ProxylessNAS-Pytorch
ProxylessNAS-Pytorch copied to clipboard
Some confusions
Thank you for your code. I still have some confusions:
- Your code is different from DARTS. You first update weight parameters and then update architecture parameters. But DARTS is contrary to you. Could you elaborate on it? When you update architecture parameters, you calculate loss again on train set. This may occupy more GPU memory. I think after you updated weight parameters, you can directly use this loss.
# model weight update
optimizer.zero_grad()
logits = model(input)
loss = criterion(logits, target)
loss.backward()
nn.utils.clip_grad_norm_(model.parameters(), args.grad_clip)
optimizer.step()
# architect parameter alpha update
architect.step(input, target, input_search, target_search, lr, optimizer, unrolled=args.unrolled)``
- It is mentioned in the original paper that architecture parameters are resacled in section 3.2. Do you implement this function?

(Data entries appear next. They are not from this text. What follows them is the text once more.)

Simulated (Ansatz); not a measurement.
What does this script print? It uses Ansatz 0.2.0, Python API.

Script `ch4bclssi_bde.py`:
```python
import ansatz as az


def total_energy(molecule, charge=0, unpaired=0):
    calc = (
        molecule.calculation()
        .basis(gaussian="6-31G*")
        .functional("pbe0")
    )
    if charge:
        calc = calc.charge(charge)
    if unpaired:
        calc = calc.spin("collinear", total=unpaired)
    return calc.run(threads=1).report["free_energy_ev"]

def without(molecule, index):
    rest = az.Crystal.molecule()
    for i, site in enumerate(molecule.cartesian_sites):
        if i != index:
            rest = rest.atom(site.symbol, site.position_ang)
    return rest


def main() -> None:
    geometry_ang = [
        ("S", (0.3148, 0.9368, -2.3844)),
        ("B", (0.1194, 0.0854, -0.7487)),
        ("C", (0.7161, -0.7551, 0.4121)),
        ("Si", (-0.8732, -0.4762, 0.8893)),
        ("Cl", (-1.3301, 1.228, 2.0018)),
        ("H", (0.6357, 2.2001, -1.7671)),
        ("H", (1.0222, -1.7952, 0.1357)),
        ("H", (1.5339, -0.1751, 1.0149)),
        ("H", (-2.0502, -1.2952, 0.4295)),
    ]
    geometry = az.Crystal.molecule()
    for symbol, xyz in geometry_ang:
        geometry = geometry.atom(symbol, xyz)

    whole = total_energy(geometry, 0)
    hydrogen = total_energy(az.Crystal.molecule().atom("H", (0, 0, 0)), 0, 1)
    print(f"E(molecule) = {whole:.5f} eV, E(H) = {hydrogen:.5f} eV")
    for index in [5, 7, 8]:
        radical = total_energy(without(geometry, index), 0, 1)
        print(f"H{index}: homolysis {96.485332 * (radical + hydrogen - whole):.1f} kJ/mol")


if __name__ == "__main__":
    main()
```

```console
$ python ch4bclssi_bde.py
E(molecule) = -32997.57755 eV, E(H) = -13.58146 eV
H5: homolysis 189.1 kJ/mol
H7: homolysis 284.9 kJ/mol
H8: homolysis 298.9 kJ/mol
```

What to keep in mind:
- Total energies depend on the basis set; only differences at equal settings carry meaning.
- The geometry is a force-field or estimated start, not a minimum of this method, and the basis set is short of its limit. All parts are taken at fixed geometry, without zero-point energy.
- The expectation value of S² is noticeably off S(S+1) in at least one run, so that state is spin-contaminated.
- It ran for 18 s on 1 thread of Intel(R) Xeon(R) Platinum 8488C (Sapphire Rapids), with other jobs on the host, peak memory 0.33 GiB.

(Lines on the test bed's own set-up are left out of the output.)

- There's one thing I'm not sure about. When update architecture parameters, the author of the origin paper masks architecture parameters and only two paths are selected. When update weight parameters, how many paths are selected? Two paths or all paths? Thank you very much!
@JihaoLee
- Darts and ProxylessNAS are two step search, first update the weight parameters and then update the architecture parameters. And i think two step user same GPU memory in
update weight first
orupdate architecture parameters first
. - Not implement the function, i implement it yet.
- Still Confused, i am asking the author of papers, I prefer the latter。
@xieydd Thank you! Could you give me a link to your implementation about ProxylessNAS?
Sorry, Still WIP.